The unexpected epidemic has damaged around 77% of hotels, with turnover falling by 60% throughout the sector, and restaurant sales plummeting by 91% globally by the end of 2020. Meanwhile, there has been a significant shift in consumer purchasing habits. With restaurants, hotels, and pubs closed or operating at reduced capacity, customers have turned to food merchants and internet portals to purchase the product. This shift in consumer behavior has also aided direct-to-consumer sales, with the specialized wine trade reporting some sales growth.
The United States produces more than 800 million gallons of wine every year, making it one of the world's major wine producers. The winemaking business in the United States is centered on the cultivation of the European grape vitis vinifera. Wine production in the United States began in the 16th century when European immigrants created wine from Scuppernong grapes in Jacksonville, Florida.
The ten states that produce the most wine in the U.S., and their share of total wine production, are California(84.39%), Washington (5.053%), New York (3.468%), Pennsylvania (1.538%), Oregon (1.466%), Ohio (0.736%), Michigan (0.319%), Kentucky (0.270%), Vermont (0.269%), and Virginia (0.268%).
California is the greatest wine producer in the United States, accounting for more than 84% of total wine production in the country. California has a total of 4,391 wineries spread around the state, including well-known wine areas like Napa Valley and Sonoma. Sonoma is famed for its Pinot Noir, Cabernet Sauvignon, and Chardonnay, whereas Napa Valley is known for its Chardonnay, Merlot, and Cabernet Sauvignon. If California were a country, it would be the world's fourth-largest wine producer, trailing only France, Italy, and Spain.
Washington State is the country's second-largest wine producer, yet it only produces a quarter of what California does. Washington accounts for slightly more than 5% of total American wine output. Beginning in the 1960s, Washington's wine production increased significantly, and the state now exports wine to more than 40 nations worldwide. The remaining 48 states produce less than 11% of total wine output in the United States.

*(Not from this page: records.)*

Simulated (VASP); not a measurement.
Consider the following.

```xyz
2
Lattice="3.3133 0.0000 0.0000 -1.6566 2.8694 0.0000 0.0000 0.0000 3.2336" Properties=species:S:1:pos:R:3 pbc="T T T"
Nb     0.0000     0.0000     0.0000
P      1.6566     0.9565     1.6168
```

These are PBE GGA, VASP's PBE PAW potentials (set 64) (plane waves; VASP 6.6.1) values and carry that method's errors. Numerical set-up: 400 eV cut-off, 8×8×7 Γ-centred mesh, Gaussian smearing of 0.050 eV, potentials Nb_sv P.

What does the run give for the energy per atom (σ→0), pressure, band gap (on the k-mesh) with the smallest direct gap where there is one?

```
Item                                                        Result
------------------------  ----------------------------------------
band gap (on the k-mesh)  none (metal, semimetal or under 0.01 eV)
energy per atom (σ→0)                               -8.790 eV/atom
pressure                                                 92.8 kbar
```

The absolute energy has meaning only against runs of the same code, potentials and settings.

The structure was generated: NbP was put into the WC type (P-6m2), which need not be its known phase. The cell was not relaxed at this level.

The worldwide wine business is valued at more than $340 billion. The wine business in the United States generates $49.8 billion in revenue, making it the largest in the world. The United States leads the world in annual wine consumption, consuming approximately 872 million gallons, but it lags far behind in terms of wine consumption per capita, with Portugal, France, and Italy leading the way with 12.8, 10.3, and 9.6 gallons consumed per person per year, respectively.
The wine business is valued at over $340 billion worldwide and is predicted to grow at a CAGR of 4.3% from 2021 to 2028, reaching approximately $457 billion.